John Akomfrah

21 Feb - 21 Jun 2020

John Akomfrah, Vertigo Sea, 2015, installation view Secession 2020, photo: Iris Ranzinger
John Akomfrah, Vertigo Sea, 2015, Three channel HD colour video installation, 7.1 sound, 48 minutes 30 seconds © Smoking Dogs Films; Courtesy Smoking Dogs Films and Lisson Gallery
John Akomfrah, Mnemosyne, 2010, installation view Secession 2020, photo: Iris Ranzinger
John Akomfrah, Mnemosyne, 2010, Single channel HD colour video, 5.1 sound, 45 minutes 6 seconds © Smoking Dogs Films; Courtesy Smoking Dogs Films and Lisson Gallery
John Akomfrah, Peripeteia, 2012, Single channel HD colour video, 5.1 sound, 17:28 min. © Smoking Dogs Film. Courtesy Smoking Dogs Films and Lisson Gallery
John Akomfrah, Peripeteia, 2012, installation view Secession 2020, photo: Iris Ranzinger
John Akomfrah
21 February – 21 June 2020

The filmmaker and screenwriter John Akomfrah’s atmospheric films probe the structure of memory, the diasporic experiences of migrants, and the historical, social, and political roots of postcolonialism. A founding member of the influential Black Audio Film Collective (1982–1998), he continues to work with his long-term creative partners David Lawson and Lina Gopaul. Early on in his career, he established the multifaceted visual style of his filmic essays, for which he combines archival material from different periods of history, writings from literary and classical sources, and newly shot sequences in distinctive and poetic montages. His editing consistently defies monolithic narratives and historical chronology. Many of the artist’s immersive video installations are multichannel visual compositions, unfolding contrasts and dialogues between image and sound to explore the implications of various junctures and stories.

At the Secession, John Akomfrah presents three film installations whose themes complement one another: the three-channel projection Vertigo Sea (2015) and the two single-channel pieces Peripeteia (2012) and Mnemosyne (2010). A recurrent motif in his art that connects all three works on film is water, which acts as a reservoir of recollections; in the immensity of the ocean, it also marks the scene of the colonial conquests and the transatlantic slave trade as well as contemporary migrant flows.

In Vertigo Sea, the artist moreover brings climate change into focus, scrutinizing the complex interconnections between humanity’s devastation of the natural world and its self-destructive impulses. Stunning footage of natural scenes serves as the backdrop for a multifaceted reflection interweaving history, fiction, and philosophy.

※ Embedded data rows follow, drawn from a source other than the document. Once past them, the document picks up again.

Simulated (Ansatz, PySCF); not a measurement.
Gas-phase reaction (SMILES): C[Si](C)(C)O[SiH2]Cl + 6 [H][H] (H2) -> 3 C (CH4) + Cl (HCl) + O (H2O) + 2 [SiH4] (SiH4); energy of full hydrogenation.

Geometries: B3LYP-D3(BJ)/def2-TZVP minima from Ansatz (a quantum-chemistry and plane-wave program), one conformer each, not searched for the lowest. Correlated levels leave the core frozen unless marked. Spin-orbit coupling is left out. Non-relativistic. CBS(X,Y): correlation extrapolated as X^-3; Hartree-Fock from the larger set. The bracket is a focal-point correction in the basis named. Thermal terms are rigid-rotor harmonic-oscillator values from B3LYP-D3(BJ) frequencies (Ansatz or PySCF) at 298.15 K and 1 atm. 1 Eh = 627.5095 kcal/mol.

The palette of images includes found material from the BBC’s archive of nature films as well as excerpts from TV reportages on the whaling industry and refugees on the Mediterranean Sea, plus new footage that the artist recorded on the Isle of Skye, the Faroe Islands, and in northern Norway. The montage is rounded out by a soundtrack mixing whale songs, music for string orchestra, and the noise of gunshots and explosions with readings of masterworks of literature in which the sea plays a salient role such as Herman Melville’s Moby Dick, Virginia Woolf’s To the Lighthouse, and Heathcote Williams’s poem Whale Nation.

One character who appears again and again is a man in a historic uniform. He is an embodiment of Olaudah Equiano (1745–1797), a slave who became a freedman, a leading champion of the anti-slave trade movement, and the author of an autobiography that was widely read in his time. Born in the Igbo region in today’s Nigeria, he was sold to slave traders when he was ten, shipped to America, and resold several times before managing to buy his freedom when he was in his early twenties. Determined to choose his own path, he worked on various merchant vessels, participated in an expedition to the Arctic, and spent his later years in England. Akomfrah renders him as a lonely and forlorn figure gazing out at the sea, a compositional type that is reminiscent of the romantic paintings of Caspar David Friedrich and makes Equiano a potential figure of identification for the audience. Following his gaze, we contemplate the vast complexity of the reality the work portrays, in which sublime beauty coexists—indeed, coincides—with existential terror.

Nimbly juxtaposing what would seem to be incompatible narrative threads, Akomfrah’s Vertigo Sea limns unimagined interpretive horizons. As the title suggests, the different strands coalesce in a dizzying maelstrom that surges across time and space to expose interconnected geopolitical conflicts, the history of colonialism, slavery, and migration, which has lost none of its power to inflict pain, and the subjugation of nature at the hands of the modern capitalist society.

The two other films, Mnemosyne and Peripeteia, are meditations on life in diasporas and the facets of recollection or, then again, of historical oblivion. Akomfrah’s point of departure in Peripeteia are some of the earliest depictions of Black people in Western art, such as Albrecht Dürer’s character studies Portrait of an African Man (1508) and Portrait of Catherine (1521). Inquiring into the fates of the sitters and reimagining their stories, he shows the anonymous figures’ wanderings: wet to the skin and seemingly lost, they trudge through a desolate landscape. The film reminds us of the countless Black lives that went unrecorded and unremembered, an obliteration of identities reflected in the longstanding marginalization of images of Black people in the historiography of art.

Mnemosyne, meanwhile, delves into the stories of postwar immigrants to Great Britain. Akomfrah divides the film into nine chapters, each of which is dedicated to one of the muses. In Greek myth, the muses are the daughters of Mnemosyne, the goddess of memory. Creatively reassembling archival footage from a wide range of sources, the artist probes the nature of memory and urges a writing of history that takes into account both personal and communal recollections. He combines the historic material with shots showing Black people in snowy sceneries. Like Equiano in Vertigo Sea and the anonymous characters in Peripeteia, they appear in places where, even though we know better, we do not expect to see them. Underscoring the experience of dislocation and the loss of all personal moorings, Akomfrah spells out the ambition of his project: to resurvey and re-present Western cultural history from the migrant perspective.